Area scanner buffs face silent channels

By CINDY SWIRKO
Sun staff writer

The scratchy talk, spoken codes and beeping tones of a police scanner are a lifeline for Rita Daughtery and a cash line for Jim Calderon.

But come May, they will have to find some other way to keep in touch with the crimes and emergencies of Alachua County.

Daughtery and Calderon listen to police radios for two very different reasons, but they are among local scanner buffs who will no longer be able to hear police and fire communications when a new digital system is fully implemented by May.

Only four public groups will be allowed access to the system if they want it - the news media, amateur radio operators, alarm system contractors and neighborhood crime watch groups.

The public at large will not be allowed access, said Skip Manasco, the Gainesville Regional Utilities' attorney.

It will be a loss for Daughtery, who spends much of her time at home because diabetes has left her blind and unable to work.

"I will miss it. It's like cutting another part of me off," Daughtery said. ''I just enjoy it. I enjoy it especially during storms and things like that. It keeps me informed."

Calderon, meanwhile, earns some extra cash by photographing accident scenes involving commercial vehicles. He sells the pictures to insurance companies and investigators.

Without hearing police and emergency communications about dispatches, Calderon won't know about accidents.

"It's going to hurt the business I am trying to build up," Calderon said. "If I hear it on the scanners, I can get there in plenty of time before they remove the vehicles. Sometimes I get there even before they get the victims out."

Most public safety agencies broadcast on an analog system that can be heard over scanners as inexpensive as $150. The channel numbers for the different agencies are readily available from electronics stores, the Internet and other sources.

The new system is digital and is being purchased and operated by GRU. The communications cannot be heard on analog scanners, and no digital scanners exist.

Instead, the equipment needed to hear the communications are radios that must either be purchased or leased, and then programmed with the signals by GRU. Purchase prices start at about $4,000 per radio.

But even if a scanner buff is willing to pay the price, the agencies would not allow GRU to would not program the radios with the signals necessary to hear the communications.

Manasco said Florida law limits access to news organizations, amateur radio enthusiasts, alarm system contractors and neighborhood crime watch groups.

The law deals specifically with installing a scanner in a car or business. But Manasco said GRU's reading of the law is that the Legislature intended to limit the use of scanners for public safety.

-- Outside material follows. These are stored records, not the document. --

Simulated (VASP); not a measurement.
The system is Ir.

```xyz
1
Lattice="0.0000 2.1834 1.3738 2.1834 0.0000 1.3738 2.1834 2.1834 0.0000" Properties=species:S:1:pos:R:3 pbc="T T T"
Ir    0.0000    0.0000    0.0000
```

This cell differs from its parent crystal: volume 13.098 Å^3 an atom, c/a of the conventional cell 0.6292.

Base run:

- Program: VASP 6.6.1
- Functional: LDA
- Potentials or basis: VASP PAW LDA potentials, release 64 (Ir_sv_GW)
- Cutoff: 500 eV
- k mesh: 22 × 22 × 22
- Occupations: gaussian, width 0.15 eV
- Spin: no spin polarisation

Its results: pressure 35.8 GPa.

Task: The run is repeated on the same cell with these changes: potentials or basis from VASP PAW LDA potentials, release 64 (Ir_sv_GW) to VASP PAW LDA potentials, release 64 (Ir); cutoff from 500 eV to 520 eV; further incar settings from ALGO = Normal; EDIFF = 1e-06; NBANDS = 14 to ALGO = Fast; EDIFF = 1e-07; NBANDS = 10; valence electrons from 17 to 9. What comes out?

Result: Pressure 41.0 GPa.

"We want to be consistent with what we believe the statute is. Joe Blow citizen won't be able to come in and do it," Manasco said.

"The intent of the Legislature was to keep people from chasing after emergency vehicles. We're going to apply it across the board because these (radios) are portable units," he said.

"We're not going to give them to anybody who's not on that list. We think it's defensible because we think that was the intent of the Legislature. That list is big enough and broad enough."

Gainesville resident Todd Sherman, an amateur radio operator, has a Web site dedicated to scanner issues and state and federal scanner laws.

Sherman said a lot of scanner buffs tune in to the devices in Alachua County but added he has not heard from people who are concerned about a lack of access to the new system.

Overseeing the system is the Radio Management Board, a panel of representatives from the public safety agencies that will use the system.

Sherman said he plans to contact the board about public access to the system.